When and how did you first move into pastry?

I served my apprenticeship at Intercontinental Hotels before moving on to Walton’s of Walton Street which was my first taste of Michelin-star restaurants; that’s when I decided I really wanted to be a pastry chef. I asked the pastry chef at Walton’s who she thought was the best in the country and she said Robert Mey at the Hyatt Carlton Hotel without even blinking, so I went and knocked on his door and said, “I want to work for you.” He said he didn’t have any jobs or anywhere for me to stay. So I said, “I don’t care; I’ll sleep on the floor,” and he said, “Well with that attitude, you can start on Monday.” That’s how my career as a pastry chef really started.

Can you tell us a bit about your accident and how that affected your career?

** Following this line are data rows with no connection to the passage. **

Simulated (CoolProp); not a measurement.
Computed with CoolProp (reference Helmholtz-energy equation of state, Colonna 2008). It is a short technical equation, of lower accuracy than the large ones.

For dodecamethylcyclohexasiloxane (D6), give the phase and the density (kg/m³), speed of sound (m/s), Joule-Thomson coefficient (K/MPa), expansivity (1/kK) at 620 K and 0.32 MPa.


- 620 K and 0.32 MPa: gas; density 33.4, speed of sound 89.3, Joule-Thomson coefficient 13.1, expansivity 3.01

I was working at El Celler de Can Roca when I fell off a drainpipe trying to get into a first storey window of my house. I broke my feet and ruptured my back. I had to spend six months in a wheelchair; that was the first time I’d really stopped working after 22 years so physically and mentally it was a great thing to step back. I realised then that I needed a change, that I didn’t want to be in the restaurant all the time. That was around the time that El Bulli and El Celler de Can Roca were really blossoming and I started to take on board their very open way of dealing with inspiration and ideas.

Was that the catalyst for your discovery of using water instead of cream in your ganaches?

When I recovered I came back to the UK to open up Locanda Locatelli for Giorgio Locatelli. It was through him that I was introduced to what chocolate can be. That was when I realised that cream actually masks the taste of chocolate rather than bringing it out and that water would be a far better ingredient.

Until very recently you were based in Tunbridge Wells in Kent but you have just moved back to Catalunya in Spain; what precipitated that decision?

It was partly a business decision, partly personal: we needed to cut costs and didn’t want to grow too quickly. Plus we were working seven days a week and not making much money so our quality of life was very low. My partner Anna is from Catalunya so now we’ve moved back here, where we met when I was working for El Celler de Can Roca.  We have found a great production unit with amazing air-con!  We still have the online shop and specialist chocolate shops for our retail items plus our wholesale business serving top restaurants, many with Michelin stars, and now we have added the opportunity to  expand more into the European and worldwide market.

Do you have any exciting new product lines coming out soon?

I have a few things up my sleeve which I can’t talk about yet but there’s some juicy stuff coming up. We’re going to be doing a really cool sculpture for Christmas this year which will be a kind of Christmas tree using a new texture I invented called the cloud, an aerated fruit puree which we dehydrate. The Christmas tree sculpture will be on show in the UK this winter.

You invented a revolutionary technique with the water ganache; do you have any similar revolutionary ideas in the pipeline?

There are only so many things you can reinvent in your life and something as fundamental as that -I’m not sure if I’ll ever do that again!  It was a specific time and a moment when that needed to happen. We’re an avant garde chocolatier delivering flavour in a unique way and we’ll continue to search for that; that’s an on-going lifelong mission. We’ll also find different ways to refine the water ganache.

People want to talk a lot about the water but really my whole life is about the chocolate. The water technique is a way to get through to the chocolate; it’s about educating people to make their own decisions much like has happened with wine in this country. Twenty years ago if you put four bottles of wine down in front of someone they wouldn’t have a clue what the difference was  but now people have been educated and they can tell what is expensive wine and what is cheap wine.  I want people to be able to do that with chocolate and have the knowledge to say that a particular bar and a particular chocolate experience really is worth five pounds, for example, rather than just comparing it to a Mars bar and thinking it’s ridiculously expensive.

Finally, you’re writing a book which is coming out next year; are you going to give away the secret of the water ganache technique?

Obviously I can’t give every single thing away; as a producer, I’ve got to keep a little but back about how to control long shelf life and that kind of thing, but I will be giving out a lot of information and specific recipes using this technique. We were the ones that started the ball rolling with the water ganache and so I feel we should be the ones to explain how it’s done. People are now trying to copy but as they don’t understand about balancing recipes, they make chocolates that are unstructured and may give the water ganache a bad name. They think, “Oh, a water ganache sounds cool: I can put water with my chocolate and it’s going to make it better,” which of course isn’t the case. The water technique is there to celebrate and bring out the taste of an amazing chocolate but people sometimes don’t realise this and they just jump on the bandwagon, so hopefully the book will help people to avoid some of those misinterpretations.